[Python-Dev] RE: Program very slow to finish

Tim Peters tim.one@home.com
Mon, 5 Nov 2001 20:56:15 -0500


Speed freaks should look up this thread on c.l.py; also a related SF bug
report I recently closed as "Won't Fix".

Roeland Rengelink set up a simple test that builds increasingly large dicts,
timing the per-item creation and destruction times.  This was in response to
another poster who bumped into the "geez, my program seems to take *forever*
to exit" annoyance, where final decref'ing of many objects *can* take hours
to complete (normally people only notice this at program exit, but it can
happen whenever a large number of objects get freed).

Roeland found the creation time per dict element on his Linux system was
pretty steady, but destruction time per element grew disturbingly with dict
size.  I found the same on Win98SE, but the degeneration in destruction time
per element was milder than on his Linux test.

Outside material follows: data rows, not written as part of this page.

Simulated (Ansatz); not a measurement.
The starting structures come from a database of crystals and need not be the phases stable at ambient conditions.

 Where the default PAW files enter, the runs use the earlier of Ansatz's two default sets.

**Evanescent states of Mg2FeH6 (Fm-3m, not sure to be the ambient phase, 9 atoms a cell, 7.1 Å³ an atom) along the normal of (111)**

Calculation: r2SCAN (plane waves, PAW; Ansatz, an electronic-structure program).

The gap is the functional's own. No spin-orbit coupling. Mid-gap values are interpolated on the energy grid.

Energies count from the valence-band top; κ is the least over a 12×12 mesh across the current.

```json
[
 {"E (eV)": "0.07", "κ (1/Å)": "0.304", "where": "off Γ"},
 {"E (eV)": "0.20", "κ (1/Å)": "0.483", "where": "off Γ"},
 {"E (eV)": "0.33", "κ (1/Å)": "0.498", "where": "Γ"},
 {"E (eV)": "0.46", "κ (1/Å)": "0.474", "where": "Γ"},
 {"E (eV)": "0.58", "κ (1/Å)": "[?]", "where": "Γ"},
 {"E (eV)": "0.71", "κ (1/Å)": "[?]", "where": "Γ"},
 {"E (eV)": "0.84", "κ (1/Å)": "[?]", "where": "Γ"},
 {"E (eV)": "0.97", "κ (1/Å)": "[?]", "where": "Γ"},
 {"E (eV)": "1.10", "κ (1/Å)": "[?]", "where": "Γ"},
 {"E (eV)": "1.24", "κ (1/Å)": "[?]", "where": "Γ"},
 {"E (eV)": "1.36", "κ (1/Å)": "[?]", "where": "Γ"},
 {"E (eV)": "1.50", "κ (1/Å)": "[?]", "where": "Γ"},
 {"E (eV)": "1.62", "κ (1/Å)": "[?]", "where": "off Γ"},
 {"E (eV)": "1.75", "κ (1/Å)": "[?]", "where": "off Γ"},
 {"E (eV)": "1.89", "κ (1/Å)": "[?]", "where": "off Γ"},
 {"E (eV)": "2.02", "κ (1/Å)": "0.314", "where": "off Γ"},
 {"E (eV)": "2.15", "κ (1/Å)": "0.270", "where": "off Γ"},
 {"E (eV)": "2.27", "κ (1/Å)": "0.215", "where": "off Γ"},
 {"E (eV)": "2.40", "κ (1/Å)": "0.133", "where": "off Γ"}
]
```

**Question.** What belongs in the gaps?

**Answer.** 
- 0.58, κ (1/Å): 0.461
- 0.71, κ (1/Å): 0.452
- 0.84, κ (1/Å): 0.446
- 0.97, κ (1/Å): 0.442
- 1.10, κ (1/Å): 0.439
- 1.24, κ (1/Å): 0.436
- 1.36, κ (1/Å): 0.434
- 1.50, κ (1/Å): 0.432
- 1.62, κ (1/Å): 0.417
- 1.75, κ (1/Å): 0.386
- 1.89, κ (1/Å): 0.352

I fiddled dict deallocation on my box to do everything *except* call free()
when a refcount hit zero (the dict contained only string objects, so free()
was the only thing left out -- strings have a trivial destructor).  So the
memory leaked, but per-element destruction time no longer increased with
dict size, i.e. "the problem" on my box was entirely due to MS free()
behavior.

I suggested to Roeland that he try rebuilding his Python with PyMalloc
enabled, just to see what would happen.  This is what happened (time is
average microseconds per dict entry, as computed from time.time() deltas
captured across whole-dict operations):

> Well, aint that nice
>
> 2.2b1 --with-pymaloc
>
> size:   10000, creation: 29.94, destruction:  0.61
> size:   20000, creation: 30.10, destruction:  0.64
> size:   50000, creation: 30.73, destruction:  0.71
> size:  100000, creation: 30.72, destruction:  0.68
> size:  200000, creation: 30.95, destruction:  0.69
> size:  500000, creation: 30.62, destruction:  0.67
> size: 1000000, creation: 30.71, destruction:  0.68
>
> malloc is faster too ;)

This is what he saw earlier, using his platform malloc/free:

> All times in micro-seconds per item. For the code see end of this post.
> (Linux 2.2.14, 128M RAM, Cel 333 MHz)
>
> size:   10000, creation: 31.00, destruction:  1.49
> size:   20000, creation: 31.10, destruction:  1.57
> size:   50000, creation: 32.77, destruction:  1.76
> size:  100000, creation: 32.00, destruction:  1.92
> size:  200000, creation: 32.59, destruction:  2.38
> size:  500000, creation: 32.12, destruction:  4.35
> size: 1000000, creation: 32.25, destruction: 10.47

Can any Python-Dev'er make time to dig into the advisability of making
PyMalloc the default?  I only took time for this because I'm out sick today,
and was looking for something mindless to occupy my fevered thoughts; alas,
it paid off <wink>.  I recall there are still thread issues wrt PyMalloc,
and there *were* some reports that PyMalloc was slower on some platforms.
Against that, I'm the guy who usually gets stuck trying to explain the
inexplicable, and malloc/free performance are so critical to Python
performance that it's always been "a problem" that we have no idea how
system malloc/free behave across platforms (although I suppose it's "a
feature" that I know how to crash Win9X by provoking problems with its
malloc <wink>).  I can't make time for it in the 2.2 timeframe, though.

factors-of-2-to-15-are-worth-a-little-effort-if-they're-real-ly
    y'rs  - tim